Issue in the Documentation of transformers for BiET

Hello,

I have been reading the documentation of Biet model here. In the section pooler output this is what is written

Last layer hidden-state of the first token of the sequence (classification token) after further processing through the layers used for the auxiliary pretraining task. E.g. for the BERT-family of models, this returns the classification token after processing through a linear layer and a tanh activation function. The linear layer weights are trained from the next sentence prediction (classification) objective during pretraining

After going through the code (here)[https://github.com/huggingface/transformers/blob/master/src/transformers/models/beit/modeling_beit.py#L666-L667], the pooler output is actually the mean of all hidden states and not a linear projection on the CLS token.
Is it possible to update the documentation as it creates confusion while going through it?

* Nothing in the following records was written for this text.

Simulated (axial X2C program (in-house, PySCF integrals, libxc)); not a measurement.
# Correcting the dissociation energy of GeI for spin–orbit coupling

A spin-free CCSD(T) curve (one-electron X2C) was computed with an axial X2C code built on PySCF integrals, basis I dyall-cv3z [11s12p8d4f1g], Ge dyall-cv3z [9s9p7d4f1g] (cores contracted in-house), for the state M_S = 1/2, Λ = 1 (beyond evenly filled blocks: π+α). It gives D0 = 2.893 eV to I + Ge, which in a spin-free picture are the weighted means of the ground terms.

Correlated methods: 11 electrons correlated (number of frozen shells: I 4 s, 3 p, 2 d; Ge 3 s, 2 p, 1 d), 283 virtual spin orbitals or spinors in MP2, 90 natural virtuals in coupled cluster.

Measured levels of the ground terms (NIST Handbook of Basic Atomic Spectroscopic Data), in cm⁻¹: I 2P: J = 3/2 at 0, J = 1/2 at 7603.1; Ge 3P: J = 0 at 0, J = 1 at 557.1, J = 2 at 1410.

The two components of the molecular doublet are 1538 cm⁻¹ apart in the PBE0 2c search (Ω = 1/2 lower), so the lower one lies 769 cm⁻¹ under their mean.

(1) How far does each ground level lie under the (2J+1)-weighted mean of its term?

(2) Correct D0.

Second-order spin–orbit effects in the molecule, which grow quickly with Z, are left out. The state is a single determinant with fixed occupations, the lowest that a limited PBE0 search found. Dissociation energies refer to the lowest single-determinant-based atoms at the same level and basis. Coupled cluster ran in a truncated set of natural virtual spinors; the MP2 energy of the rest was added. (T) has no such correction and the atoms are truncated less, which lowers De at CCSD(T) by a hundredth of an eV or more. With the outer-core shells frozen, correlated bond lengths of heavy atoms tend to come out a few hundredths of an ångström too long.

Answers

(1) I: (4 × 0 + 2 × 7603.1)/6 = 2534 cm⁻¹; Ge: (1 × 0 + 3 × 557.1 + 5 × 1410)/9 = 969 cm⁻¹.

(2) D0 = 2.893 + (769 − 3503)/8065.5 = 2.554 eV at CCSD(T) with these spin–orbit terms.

Note: I thought of raising the issue in the GitHub repo but couldn’t find how to do it incase of documentation.

Hi,

Thanks for reporting. Indeed, BeitModel currently returns an output of type BaseModelOutputWithPooling. This is a generic class that automatically generates the documentation for the model, defined here. However, in this case, it might be better to define a custom BeitModelOutput, that better describes the outputs of the model.

Do you mind opening a PR for this? This would mean defining a new dataclass within modeling_beit.py.

Otherwise, I’ll do it :wink:

Hello,

I raised a pull request here: Added Beit model ouput class by lumliolum · Pull Request #14133 · huggingface/transformers · GitHub

Can you tell me why the CircleCI - check code quality test is failing?